RFR (XXS): 7158682: G1: Handle leak when running nsk.sysdict tests
Bengt Rutisson
bengt.rutisson at oracle.com
Mon Apr 30 11:32:56 UTC 2012
Got some good pointer from Mikael Gerdin. There are actually two handles
created. One in instanceRefKlass::acquire_pending_list_lock() and one in
instanceRefKlass::release_and_notify_pending_list_lock(). So if we go
for HandleMark inside instanceRefKlass::acquire_pending_list_lock() we
also need to put one inside of
instanceRefKlass::release_and_notify_pending_list_lock().

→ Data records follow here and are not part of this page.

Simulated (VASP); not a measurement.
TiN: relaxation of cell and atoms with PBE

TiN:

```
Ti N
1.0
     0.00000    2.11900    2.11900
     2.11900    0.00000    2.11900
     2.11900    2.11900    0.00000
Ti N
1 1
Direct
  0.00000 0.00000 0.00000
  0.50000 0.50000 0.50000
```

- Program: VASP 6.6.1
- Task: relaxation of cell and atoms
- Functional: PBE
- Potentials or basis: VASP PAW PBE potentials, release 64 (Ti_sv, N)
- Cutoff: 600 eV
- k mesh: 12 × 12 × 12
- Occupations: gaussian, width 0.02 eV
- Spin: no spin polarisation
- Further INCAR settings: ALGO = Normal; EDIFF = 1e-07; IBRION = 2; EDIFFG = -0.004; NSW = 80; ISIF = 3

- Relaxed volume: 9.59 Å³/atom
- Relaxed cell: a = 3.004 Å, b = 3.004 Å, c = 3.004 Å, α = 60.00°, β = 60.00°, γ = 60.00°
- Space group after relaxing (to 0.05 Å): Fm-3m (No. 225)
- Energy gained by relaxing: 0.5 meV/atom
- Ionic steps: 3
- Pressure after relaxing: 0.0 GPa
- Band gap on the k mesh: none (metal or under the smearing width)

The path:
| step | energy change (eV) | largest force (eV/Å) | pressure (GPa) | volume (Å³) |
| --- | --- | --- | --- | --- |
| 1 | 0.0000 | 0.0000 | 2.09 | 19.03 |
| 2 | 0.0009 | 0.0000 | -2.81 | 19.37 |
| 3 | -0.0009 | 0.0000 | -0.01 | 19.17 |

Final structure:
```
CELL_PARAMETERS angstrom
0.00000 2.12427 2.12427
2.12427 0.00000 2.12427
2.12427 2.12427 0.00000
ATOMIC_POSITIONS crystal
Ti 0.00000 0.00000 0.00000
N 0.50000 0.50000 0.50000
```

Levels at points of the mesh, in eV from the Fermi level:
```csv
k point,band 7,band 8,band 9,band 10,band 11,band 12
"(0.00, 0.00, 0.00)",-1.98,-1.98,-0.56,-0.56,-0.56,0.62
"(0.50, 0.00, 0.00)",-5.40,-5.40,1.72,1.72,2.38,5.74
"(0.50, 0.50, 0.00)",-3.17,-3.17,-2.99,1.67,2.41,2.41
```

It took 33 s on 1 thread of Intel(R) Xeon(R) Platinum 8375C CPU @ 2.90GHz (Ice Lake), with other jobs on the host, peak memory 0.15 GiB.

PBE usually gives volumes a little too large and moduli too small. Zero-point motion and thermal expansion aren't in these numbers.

The nice part about doing that is that we will fix this for CMS as well.
Currently CMS leaks two handles each remark phase.
Bengt
On 2012-04-30 11:13, Bengt Rutisson wrote:
>
> Hi John,
>
> Thanks for the detailed explanation. I understand your concern about
> worst case overhead for HandleMarks. However, when this code executes
> we are anyway in slow path allocation where we take locks, so I'm not
> so sure this overhead will be too painful. Also, it is not a very
> likely case.
>
> So, I would prefer to move the HandleMark closer to where the Handle
> is allocated.
>
> I started to look a bit closer to the call graph and came up with this
> call hierarchy:
>
> instanceRefKlass::acquire_pending_list_lock()
> VM_GC_Operation::acquire_pending_list_lock()
> VM_GC_Operation::doit_prologue()
> VM_G1OperationWithAllocRequest
> VM_G1CollectForAllocation
> G1CollectedHeap::mem_allocate() <----- HandleMark
> VM_G1IncCollectionPause::doit_prologue()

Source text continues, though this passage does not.